Public Service Loan Forgiveness passes $60 billion in erased debt
Since a series of tweaks to make the program easier to access, more than 850,000 Americans have had their loans forgiven in exchange for a decade of public service.
The Biden administration on Thursday announced that a new tranche of borrowers have recently received debt relief in exchange for their work in public service, taking the program over $60 billion in total debt forgiven.
Public Service Loan Forgiveness, established in 2007, offers college graduates the chance to have their student loan debt forgiven if they spend 10 years working for government or a qualifying nonprofit organization and make regular loan payments over that time period.
But applicants reported that prior to the Biden administration, the program was cumbersome at best, and frustrating at worst, thanks to stringent rules governing loan payments and inconsistent information provided by the government, contractors and lenders. And President Trump routinely proposed canceling the program altogether in his annual budget requests.
In 2021, the Biden administration instituted a temporary waiver program to ensure federal workers and other public servants who had tried to abide by the program’s terms could access its benefits. And in 2022, the Education Department issued a series of regulatory changes to streamline the program permanently. Those changes went into effect last July.
Prior to the implementation of these reforms, only 7,000 borrowers had ever received debt forgiveness.
The Education Department announced Thursday that it had processed a new round of approvals for enrollees in the Public Service Loan Forgiveness program, amounting to $5.8 billion in relief to 77,700 borrowers. The program has now forgiven $62.5 billion in student loan debt incurred by around 871,000 public servants since October 2021.

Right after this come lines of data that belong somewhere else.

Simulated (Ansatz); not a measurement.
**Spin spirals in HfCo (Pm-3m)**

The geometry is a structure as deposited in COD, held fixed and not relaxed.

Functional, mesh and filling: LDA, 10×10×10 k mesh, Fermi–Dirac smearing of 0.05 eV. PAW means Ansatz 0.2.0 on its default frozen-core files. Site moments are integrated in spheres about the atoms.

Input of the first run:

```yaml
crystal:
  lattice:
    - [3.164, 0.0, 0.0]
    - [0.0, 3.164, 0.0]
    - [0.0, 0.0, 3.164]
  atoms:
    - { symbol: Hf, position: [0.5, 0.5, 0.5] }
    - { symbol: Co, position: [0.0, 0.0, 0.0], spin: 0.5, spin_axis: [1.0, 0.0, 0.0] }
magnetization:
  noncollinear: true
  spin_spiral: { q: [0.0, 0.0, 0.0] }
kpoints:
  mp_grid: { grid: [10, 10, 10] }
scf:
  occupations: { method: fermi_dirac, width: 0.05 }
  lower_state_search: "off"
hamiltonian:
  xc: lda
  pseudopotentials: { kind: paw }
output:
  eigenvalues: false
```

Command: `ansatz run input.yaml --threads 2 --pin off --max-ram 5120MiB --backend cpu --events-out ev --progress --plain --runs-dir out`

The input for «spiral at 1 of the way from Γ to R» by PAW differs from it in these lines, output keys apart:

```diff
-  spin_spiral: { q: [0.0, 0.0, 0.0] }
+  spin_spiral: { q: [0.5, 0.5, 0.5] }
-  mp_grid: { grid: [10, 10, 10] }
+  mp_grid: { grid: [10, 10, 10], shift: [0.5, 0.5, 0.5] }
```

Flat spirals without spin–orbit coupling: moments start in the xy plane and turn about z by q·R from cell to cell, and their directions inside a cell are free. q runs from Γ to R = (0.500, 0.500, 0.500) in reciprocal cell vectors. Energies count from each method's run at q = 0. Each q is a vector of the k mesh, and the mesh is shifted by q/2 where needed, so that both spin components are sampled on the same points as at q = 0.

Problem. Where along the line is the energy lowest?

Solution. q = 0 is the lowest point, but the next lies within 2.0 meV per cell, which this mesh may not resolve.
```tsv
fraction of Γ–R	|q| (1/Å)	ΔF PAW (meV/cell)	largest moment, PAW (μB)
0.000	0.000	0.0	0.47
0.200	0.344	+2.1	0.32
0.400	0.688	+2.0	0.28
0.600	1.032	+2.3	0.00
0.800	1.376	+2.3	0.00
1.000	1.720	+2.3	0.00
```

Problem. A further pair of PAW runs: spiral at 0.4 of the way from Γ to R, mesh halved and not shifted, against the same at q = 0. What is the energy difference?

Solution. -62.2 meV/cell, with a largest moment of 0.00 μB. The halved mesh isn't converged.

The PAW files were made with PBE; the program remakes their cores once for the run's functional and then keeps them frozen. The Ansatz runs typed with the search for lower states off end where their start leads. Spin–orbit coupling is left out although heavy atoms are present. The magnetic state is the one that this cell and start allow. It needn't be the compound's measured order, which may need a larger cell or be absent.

“For too long, our nation’s teachers, nurses, social workers, firefighters and other public servants faced logistical troubles and trap doors when they tried to access the debt relief they were entitled to under the law,” said Education Secretary Miguel Cardona in a statement. “Today, more than 100 times more borrowers are eligible or PSLF than there were at the beginning of the administration. The Biden administration is turning a promise broken under our predecessor into a promise kept.”
The program has also become a key piece of President Biden’s broader policy goal of forgiving student debt, after the Supreme Court ruled his plan to cancel upwards of $400 billion in student loans was unconstitutional. In the wake of that ruling, Biden has used programs like Public Service Loan Forgiveness as a way to fulfill a campaign promise, albeit on a piecemeal basis. Across all of those programs, the administration has forgiven $143.6 billion in student debt owed by nearly 4 million people.
“These public service workers have dedicated their careers to serving their communities, but because of past administrative failures, never got the relief they were entitled to under the law,” Biden said. “Because of the fixes my administration have made, we have now cancelled student debt for over 870,000 public service workers—compared to only about 7,000 public service borrowers ever receiving forgiveness prior to my administration. And through all of our various student debt relief actions, nearly 4 million Americans have had their student debt cancelled under my administration.”